CS Talk - Yuanzhi Li, CMU

Event time: 
Friday, November 6, 2020 - 11:00am
Location: 
Zoom Presentation See map
Event description: 

CS Talk
Yuanzhi Li, CMU

Title: On the power of over-parameterization in neural networks – Going beyond NTKs

Zoom link: https://yale.zoom.us/j/97035602733

Host: Nisheeth Vishnoi

Abstract:

Over-parameterization is one of the most widely used tools in deep learning: It has been observed that larger neural networks (e.g. networks with much more parameters than the total number of training data) are often much easier to train and also generalizes better comparing to smaller ones. Prior works try to explain this phenomenon in the language of neural tangent kernels (NTKs), which shows the power of the over-parameterized neural network to learn functions that are learnable by kernel methods. In this work, we go beyond the theory of NTKs and consider the power of over-parameterization in ReLU neural networks when the target function is (provably) not learnable by kernel methods.

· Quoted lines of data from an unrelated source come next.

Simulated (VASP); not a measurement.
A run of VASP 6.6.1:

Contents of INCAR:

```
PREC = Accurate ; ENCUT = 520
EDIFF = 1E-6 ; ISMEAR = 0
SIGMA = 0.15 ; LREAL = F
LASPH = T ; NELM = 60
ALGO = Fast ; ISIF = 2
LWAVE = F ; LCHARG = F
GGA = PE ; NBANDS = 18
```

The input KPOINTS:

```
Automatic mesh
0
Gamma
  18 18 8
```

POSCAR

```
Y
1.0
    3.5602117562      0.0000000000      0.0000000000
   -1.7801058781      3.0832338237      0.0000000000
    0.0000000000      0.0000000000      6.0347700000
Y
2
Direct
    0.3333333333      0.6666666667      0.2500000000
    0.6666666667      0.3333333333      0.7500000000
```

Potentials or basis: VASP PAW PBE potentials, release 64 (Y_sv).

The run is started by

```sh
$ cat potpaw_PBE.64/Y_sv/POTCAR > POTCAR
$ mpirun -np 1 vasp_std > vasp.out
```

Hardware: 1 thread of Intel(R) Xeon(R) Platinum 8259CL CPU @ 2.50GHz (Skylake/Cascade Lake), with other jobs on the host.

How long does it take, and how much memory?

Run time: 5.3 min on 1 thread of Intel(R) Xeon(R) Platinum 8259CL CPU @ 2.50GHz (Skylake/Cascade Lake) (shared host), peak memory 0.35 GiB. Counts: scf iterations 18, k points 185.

In this work, we look at the most simple example in this regime, where the concept class consists of (proper-parameterized) two-layer ReLU neural networks and the input follows from standard Gaussian distribution. In this case, to learn functions from this concept class, we prove (1). Any kernel methods (including those NTKs given by any neural networks of any structure) can not achieve small generalization error unless super polynomially many training examples are used. (2). (Poly-size) Over-parameterized two-layer ReLU neural networks can learn the target efficiently (using poly-sample and in poly-time), simply using (stochastic) gradient descent starting from random initialization.

Our work relies on a brand new framework for analyzing over-parameterization in deep learning: We first show that in the ideal case where there are infinitely many neurons and infinitely many training examples, the training objective reduces to a mixture of PCA + tensor decomposition objectives. Although being highly non-convex, we show that starting from random initialization, gradient descent can still optimize this objective efficiently. We then introduce an efficient coupling between the idealized process and the poly-sample, poly-neuron case, showing the convergence of the latter.

Paper: https://arxiv.org/abs/2007.04596

Bio: 

Yuanzhi Li is an assistant professor at CMU, Machine Learning Department (2019-present). He did his Ph.D. at Princeton, under the advice of Sanjeev Arora (2014-2018) followed by a one-year postdoc at Stanford.